Visiting Vietnam last December, 44 years after he first arrived as a U.S. Navy officer, Secretary of State John Kerry spoke movingly about how our nations are putting the past behind us.
Addressing business people and students, Secretary Kerry said, “I can’t think of two countries that have worked harder, done more and done better to try to bring themselves together and change history.”
Once adversaries, now partners, the U.S. and Vietnam are working together in a Comprehensive Partnership on economics, energy, the environment and international security. However, given our political, historical and cultural differences, it is understandable that there remain challenges, such as human rights.
After more than eight decades of colonial rule and more than four decades of wars, Vietnam understands the importance and value of human rights. We are engaging with the administration and Congress, taking serious steps to further human rights in our country. Vietnam aspires to be a state of the people, by the people and for the people — a goal that is at the heart of the American heritage and enshrined in Vietnam’s legal system. In 2013, after receiving more than 26 million comments from our citizens on the Internet, our National Assembly adopted a new Constitution, with its entire Chapter II devoted to 36 provisions dedicated to citizens’ rights.
As a great American President, Franklin D. Roosevelt recognized freedom of speech and freedom of worship go hand-in-hand with freedom from fear and freedom from want. Vietnam’s economy is growing by an average of five to six percent annually, creating one million new jobs a year. From 2008 to 2012, average annual per capita income grew by 50 percent, and poverty declined by four percentage points. Economic growth allows Vietnam to invest more in the human development that is the cornerstone for human rights.
And Vietnam is one of the model nations in achieving the United Nation’s Millennium Development Goals. Vietnam outperforms countries with significantly higher income levels in education and health care outcomes. The country has achieved — ahead of the deadlines — most of the goals, most notably in poverty reduction, universal primary education, gender equality, maternal and child care, and control of malaria and other epidemics.

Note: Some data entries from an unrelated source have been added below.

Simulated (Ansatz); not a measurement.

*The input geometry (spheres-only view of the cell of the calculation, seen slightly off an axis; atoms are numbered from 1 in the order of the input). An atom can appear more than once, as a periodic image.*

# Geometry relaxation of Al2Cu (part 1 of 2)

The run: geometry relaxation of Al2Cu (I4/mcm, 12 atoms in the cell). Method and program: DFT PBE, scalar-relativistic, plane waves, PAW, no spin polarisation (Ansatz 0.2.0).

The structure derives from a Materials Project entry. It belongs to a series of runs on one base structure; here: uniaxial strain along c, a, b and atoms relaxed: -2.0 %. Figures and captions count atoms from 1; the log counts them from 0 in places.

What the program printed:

Vietnam has joined seven of nine United Nations Treaties on Human Rights, ratifying international conventions protecting the rights of women, children, and people with disabilities and prohibiting torture and human trafficking. We have participated in successive Universal Periodic Reviews by the United Nations Human Rights Council and are implementing their recommendations. Last year, Vietnam joined the UN Convention against torture, and we are amending the penal code, reducing the number of crimes punishable by death. In 2013, Vietnam became a member of the United Nations Human Rights Council.